Farmers may pay the price of 2 Sisters factory scandal

Farmers face paying the price of bad practice in the supply chain unless processors up their game when it comes to food safety, a leading expert has warned.

Chris Elliott, who led the investigation into the 2013 horsemeat scandal, spoke out after undercover footage appeared to show workers at a 2 Sisters chicken factory in West Bromwich changing the kill dates on crates of poultry, and mixing batches of old and new stock.

The scandal has implications for farmers beyond the poultry sector because much of 2 Sisters’ chicken is sold under the Red Tractor logo – the farm assurance scheme and quality marque that appears on a range of other British farm produce.

See also: 2 Sisters accused of manipulating use-by dates

Prof Elliott said: “Farmers are jumping through as many hoops as they possibly can – and if they put a foot out of place, they get heavily penalised or suspended. Work on farms is being done to a very high standard – and processing has to go in exactly the same direction.”

Most farmers and many good companies had fantastic food hygiene and high food safety standards, Prof Elliott told Farmers Weekly. But the risk was that they could pay the penalty of other firms’ bad practice through no fault of their own.

He added: “The risk is they get tarred with the same brush. What happens is people stop eating chicken. It starts to lose the power of what that symbol is – it just becomes another logo on another package. It will lose its value and its credibility.”

Prof Elliot’s comments echoed those of Manchester University’s European food crime research group, which said the latest footage – revealed in an undercover investigation by the Guardian newspaper and ITV – was the latest in a long line of such incidents in the food supply chain.

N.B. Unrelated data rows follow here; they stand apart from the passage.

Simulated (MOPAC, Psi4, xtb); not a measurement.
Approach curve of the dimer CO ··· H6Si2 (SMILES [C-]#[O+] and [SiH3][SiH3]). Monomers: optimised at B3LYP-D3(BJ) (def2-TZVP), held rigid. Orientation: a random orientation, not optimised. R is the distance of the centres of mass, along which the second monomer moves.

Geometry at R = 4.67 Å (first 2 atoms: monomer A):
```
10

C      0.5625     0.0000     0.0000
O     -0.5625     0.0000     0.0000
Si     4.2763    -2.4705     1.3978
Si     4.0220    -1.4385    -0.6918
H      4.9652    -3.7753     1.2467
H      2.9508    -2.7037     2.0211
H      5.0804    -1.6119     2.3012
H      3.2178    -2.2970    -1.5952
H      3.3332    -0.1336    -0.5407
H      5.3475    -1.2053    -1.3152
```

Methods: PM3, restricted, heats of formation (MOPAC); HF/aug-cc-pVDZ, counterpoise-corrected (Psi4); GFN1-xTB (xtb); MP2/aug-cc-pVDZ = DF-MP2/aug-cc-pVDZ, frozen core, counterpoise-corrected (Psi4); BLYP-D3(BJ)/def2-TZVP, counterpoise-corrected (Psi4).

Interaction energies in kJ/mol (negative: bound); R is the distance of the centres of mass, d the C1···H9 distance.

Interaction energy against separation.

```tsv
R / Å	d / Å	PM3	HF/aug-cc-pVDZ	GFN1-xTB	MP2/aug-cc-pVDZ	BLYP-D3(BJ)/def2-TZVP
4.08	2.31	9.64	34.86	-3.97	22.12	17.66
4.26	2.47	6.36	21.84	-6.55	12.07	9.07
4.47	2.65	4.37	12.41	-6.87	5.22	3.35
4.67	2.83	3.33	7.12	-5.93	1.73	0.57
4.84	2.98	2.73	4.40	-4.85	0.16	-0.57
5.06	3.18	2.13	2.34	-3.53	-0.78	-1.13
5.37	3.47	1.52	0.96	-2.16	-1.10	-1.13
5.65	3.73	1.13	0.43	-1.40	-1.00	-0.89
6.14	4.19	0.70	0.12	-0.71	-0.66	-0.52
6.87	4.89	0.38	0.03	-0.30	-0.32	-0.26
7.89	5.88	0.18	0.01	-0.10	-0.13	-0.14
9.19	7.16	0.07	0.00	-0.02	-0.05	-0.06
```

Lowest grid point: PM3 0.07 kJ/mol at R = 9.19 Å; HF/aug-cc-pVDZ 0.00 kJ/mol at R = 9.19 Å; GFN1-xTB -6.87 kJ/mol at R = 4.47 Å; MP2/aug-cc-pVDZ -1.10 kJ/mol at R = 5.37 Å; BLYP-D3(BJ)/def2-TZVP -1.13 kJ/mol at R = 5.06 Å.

Previous research by the group had concluded that “the structure of, and operating cultures within, the food market are such that unethical practices are embedded in routine, daily food processing, production and distribution systems and procedures”.

Isolated incidents

The comments contrast with those made by 2 Sisters Food Group, supported by the Food Standards Agency and the British Poultry Council, which insist that the footage is far from representative of factory procedures.

2 Sisters said it was “shocked and distressed” by the allegations and footage – which also seemed to show employees picking chicken up off the floor and putting it back on the conveyor belts.

“Our internal investigation has shown some isolated instances of non-compliance with our own quality management systems,” said a spokesman. “We have therefore decided to temporarily suspend operations at the site to allow us the time to retrain all colleagues in all food safety and quality management systems.”

A number of leading supermarkets immediately cancelled orders from the factory in question, including Tesco, Sainsbury’s, the Co-op, Marks & Spencer, Lidl and Aldi.

A 2 Sisters spokesman insisted that there was enough spare capacity at the company’s other sites to ensure the supply of chicken to retailers could continue unabated. The company has also revealed that the incident is costing it up to £500,000 a week.

Dismay

NFU poultry board chairman Duncan Priestner expressed his dismay. “As farmers we produce food with integrity and we expect this to extend right through the supply chain to the supermarket shelves,” he said.

“British farms produce food to some of the highest standards in the world and it’s absolutely vital that these are continued beyond the farm gate. I hope the public will continue to back British farming.”

Quality assurance body Red Tractor has also suspended the 2 Sisters West Bromwich site from its scheme, pending the outcome of its own independent inquiries.

About 2 Sisters

2 Sisters Food Group is the UK’s leading supplier of poultrymeat, processing some 6 million birds a week, equivalent to about a third of total UK production.

The company’s largest site is at Scunthorpe, Lincolnshire, which processes about 2.4 million birds a week, followed by Willand, Devon, and Flixton, Norfolk, with about 1 million birds a week each.

The West Bromwich site, which opened in 2005 with more than £40m-worth of investment, is a cutting/packing plant, and processes the specialist Oakham range for Marks & Spencer.

2 Sisters was last implicated in a series of hygiene breaches – including chicken being picked up off the floor and returned to the production line – following Guardian investigations at the Llangefni and Scunthorpe plants in 2014. An FSA investigation then concluded that the company had breached regulations, but corrective action had been taken.